Lipid analyses of the sediments indicates the presence of low but quantifiable amounts of HMW n-alkanes with concentrations ranging from 6 to 67 ng/g sediment (Table 2) and a distribution that mostly follows the TOC concentration (R2 = 0.78, p-value 5 × 10−11, Fig. 3) with highest concentrations predominantly in the clay layers (Table 2, Fig. 4, representative chromatograms are presented in supplementary information). The distribution of HMW n-alkanes as a proportion of OC ranges from 2 to 62 mg/g OC, with the highest proportions found in the sandy layers and the lowest in the clay sediments (Table 2). Those with a CPI21–35 > 2 are mostly restricted to the clay layers (both the clay wedge and the clay cap) with a notable exceptions of LR05-21 which is a sandy sediment with a relatively high CPI21–35 of 2 and LR05-45, which is in the clay wedge but has a relatively low CPI of 1.4 (Table 2, Fig. 4). Note that LR03-6, a shallow sediment in the sandy window, has a relatively low CPI of 1.5 (Table 2, Fig. 4). CPI21–35 of HMW n-alkanes has a very strong correlation with TOC (R2 = 0.81, p-value 6 × 10−11), indicating that the more thermally immature the OC the more OC is present (Fig. 3). The HMW n-alkanoic acids have a similar magnitude of concentration to the HMW n-alkanes, ranging from 0.18 ng/g sediment at LR03-6 to 202 ng/g of sediment at LR05-30 or 0.06 mg/g of OC at LR03-6 to 25.4 mg/g of OC at LR05-21 (Table 2). The CPI22–34 is consistently high with a range from 3.26 at LR05-45 to 9.96 at LR01-6. The n-alkanoic acid to n-alkane ratio ranges from 0.06 to 0.75. LR14-15 is notable for having an exceptionally high HMW n-alkanoic acid concentration of 914 ng/g sediment. Other than this sample the HMW n-alkanoic concentration on T-Sand and at LR10 and LR14 were similar, with respective mean concentrations of 19 ng/g (n = 20) and 18 ng/g sediment (n = 6). Finally, at LR14-15 the n-alkanoic acid to n-alkane ratio is the highest ratio reported by this study with a value of 0.96.

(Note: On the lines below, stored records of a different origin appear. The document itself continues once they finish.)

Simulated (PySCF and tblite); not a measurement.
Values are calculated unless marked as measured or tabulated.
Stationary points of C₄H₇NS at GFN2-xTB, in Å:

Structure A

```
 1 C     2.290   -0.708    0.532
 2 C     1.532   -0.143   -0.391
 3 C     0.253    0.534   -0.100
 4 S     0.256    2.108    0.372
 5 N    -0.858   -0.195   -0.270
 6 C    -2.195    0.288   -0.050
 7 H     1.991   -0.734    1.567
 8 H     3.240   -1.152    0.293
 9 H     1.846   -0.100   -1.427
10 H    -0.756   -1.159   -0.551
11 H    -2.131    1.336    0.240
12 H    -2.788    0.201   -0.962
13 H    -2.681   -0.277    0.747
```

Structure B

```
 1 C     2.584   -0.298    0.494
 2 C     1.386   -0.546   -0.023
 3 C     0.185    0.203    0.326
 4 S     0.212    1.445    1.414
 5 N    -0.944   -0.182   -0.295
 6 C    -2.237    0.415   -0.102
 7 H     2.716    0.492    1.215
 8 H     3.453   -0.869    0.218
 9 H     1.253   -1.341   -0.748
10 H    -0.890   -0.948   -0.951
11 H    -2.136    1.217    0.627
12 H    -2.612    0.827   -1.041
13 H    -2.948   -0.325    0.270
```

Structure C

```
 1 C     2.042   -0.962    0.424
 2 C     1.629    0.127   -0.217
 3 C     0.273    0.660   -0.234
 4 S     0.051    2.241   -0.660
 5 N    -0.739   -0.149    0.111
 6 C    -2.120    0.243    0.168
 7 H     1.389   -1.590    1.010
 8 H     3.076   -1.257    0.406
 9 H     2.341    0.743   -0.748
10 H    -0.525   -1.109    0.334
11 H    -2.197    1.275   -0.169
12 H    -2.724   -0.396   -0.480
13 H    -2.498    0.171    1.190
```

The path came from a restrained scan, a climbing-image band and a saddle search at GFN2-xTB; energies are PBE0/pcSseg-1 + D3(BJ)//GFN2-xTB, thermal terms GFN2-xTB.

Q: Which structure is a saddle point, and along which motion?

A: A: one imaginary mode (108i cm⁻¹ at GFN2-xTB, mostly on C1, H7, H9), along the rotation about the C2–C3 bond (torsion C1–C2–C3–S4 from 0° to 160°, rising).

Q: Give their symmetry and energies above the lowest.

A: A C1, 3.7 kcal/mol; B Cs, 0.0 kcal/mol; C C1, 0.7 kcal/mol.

Table 2 Total lipid analysis of sedimentary OC for Kandal Province, Cambodia.
Figure 4
figure 4

Distribution of (a) HMW n-alkane (Σ(C21–35)) concentration per gram sediment, (b) HMW n-alkane concentration per gram OC and (c) HMW n-alkane CPI along T-Sand (Fig. 1) plotted over grainsize (Fig. 2).

Discussion

The grainsizes and radiocarbon ages indicate that there are three key ages of deposition. The Early Holocene was dominated by the deposition of clay sediments from about 12,000 years to 6,000 years BP (the early Holocene facies; EHF), followed by sandy deposits from 4000 years to 2000 years BP (mid Holocene facies; MHF) and finally a recent depositional period continuous for the last 2000 years (young Holocene Facies;YHF). The EHF is found at three localities which are the entire depth of LR14, LR05-30 and 45 m on T-Sand and KS below 5 m. The EHF samples at 30 m on T-Sand and LR14 have very similar radiocarbon ages, 9,500 ± 40 14C years BP, however at LR14 the shallow (6 m) sediments are 6,360 ± 40 14C years BP which is considerably older than anything on T-Sand at the same depth (1,700 ± 40 14C years BP; Table 1). The similarity in ages between the deep sediments at LR05 and the age of the sediments at LR14 is strong evidence in favour of the presence of an EHF. Provided that little erosion has taken place at LR14 the 6 m sample represents the latter stages of deposition of the EHF, at around 7,310 to 7,160 cal years BP (equivalent to 6,360 ± 40 14C years BP), which means that sedimentation of EHF ceased with the cessation of sea-level rise in the area at about 7,000 cal years BP38,41.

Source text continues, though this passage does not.